Histograms of a vector of data are easily made using the histogram() function. All you have to do is feed it a vector of data and it will bin it for you and you are off and running!
But the default is not as pretty as it could be.
hist(dat$length)
Lets clean it up some by adding a box and add some labels.
hist(dat$length, xlab = "Length (mm)", ylab = "Number of fish", las = 1)
box()
Uggg that title is atrocious, lets just get rid of it all together. We can do this by the argument main="" or main=NULL.
hist(dat$length, xlab = "Length (mm)", ylab = "Number of fish", las = 1, main = "")
box()
This code produces the same thing as the above code.
hist(dat$length, xlab = "Length (mm)", ylab = "Number of fish", las = 1, main = NULL)
box()
Lets add some color to up the ink ratio. But now we are going plot the density and not the frequency (the default is to plot the frequency).
hist(dat$length, xlab = "Length (mm)", ylab = "Density", las = 1, main = "", freq = FALSE, col = "grey")
box()
Whoa Nelly… Now I am having a hard time reading my y-axis label. We really need to customize it. We can do this using the mtext() function to plot text in the margins. Lets give it a shot. One thing we need to do is use the par() function to change the margins a bit to give us some room to work.
par(oma = c(1, 2, 1, 1)) # add an outer margin to plot in
hist(dat$length, xlab = "Length (mm)", ylab = "", las = 1, main = "", freq = FALSE, col = "grey")
box()
mtext(side = 2, "Density", outer = TRUE, line = 0)
That is much better.
Code breakdown:
oma: specifies the margin widths (in lines ~12pt), you need to enter 4 values going from bottom, left, top, right… this mathces how side is used in the axis() function
side=2: tells R to plot the text in the left margin
outer=TRUE: tells R to plot in the outer margin
line=0: plots the text on line 0
No, this is not hanging out at Bombs Away making plots… Lets go ahead and make a default barplot using our summary data lindat with the mean weights.
barplot(lindat$weight)
The plot above is almost as satisfying as plotting in Excel. Lets clean it up some and make it presentable by adding a box around it and some labels.

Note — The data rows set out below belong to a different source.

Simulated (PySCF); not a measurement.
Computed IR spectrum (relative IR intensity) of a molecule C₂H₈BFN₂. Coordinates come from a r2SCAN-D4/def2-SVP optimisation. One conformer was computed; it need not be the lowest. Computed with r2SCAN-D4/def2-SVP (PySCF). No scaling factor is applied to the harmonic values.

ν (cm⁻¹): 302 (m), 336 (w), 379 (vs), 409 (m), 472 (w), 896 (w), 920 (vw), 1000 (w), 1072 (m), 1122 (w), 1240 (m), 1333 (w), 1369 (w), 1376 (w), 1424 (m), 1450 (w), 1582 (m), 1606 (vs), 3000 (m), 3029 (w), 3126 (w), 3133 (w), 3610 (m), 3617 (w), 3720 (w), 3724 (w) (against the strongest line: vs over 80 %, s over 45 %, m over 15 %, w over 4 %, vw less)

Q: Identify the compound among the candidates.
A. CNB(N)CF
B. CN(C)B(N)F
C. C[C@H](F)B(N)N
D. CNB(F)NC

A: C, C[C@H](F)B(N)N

barplot(lindat$weight, names = lindat$year, las = 1, yaxt = "n", ylim = c(0, 250), ylab = "Mean weight (g)", width = 0.9, space = 0.1)
axis(side = 2, at = seq(0, 250, 50), labels = TRUE, las = 1)
box()
Code breakdown:
width: how wide to make the bars
space: how much space between bars
Lets tweak it some more to get it just right…our advisor wants us to add some whiskers that illustrate the uncertainty. With the function, we can take this plot to boomtown.
barplot(lindat$weight, names = lindat$year, las = 1, yaxt = "n", ylim = c(0, 250), ylab = "Mean weight (g)", width = 0.9, space = 0.1)
axis(side = 2, at = seq(0, 250, 50), labels = TRUE, las = 1)
box()
# dynamite plot
arrows(x0 = c(0.475, 1.475, 2.475, 3.475), y0 = lindat$weight, x1 = c(0.475,
1.475, 2.475, 3.475), y1 = lindat$uci, angle = 90)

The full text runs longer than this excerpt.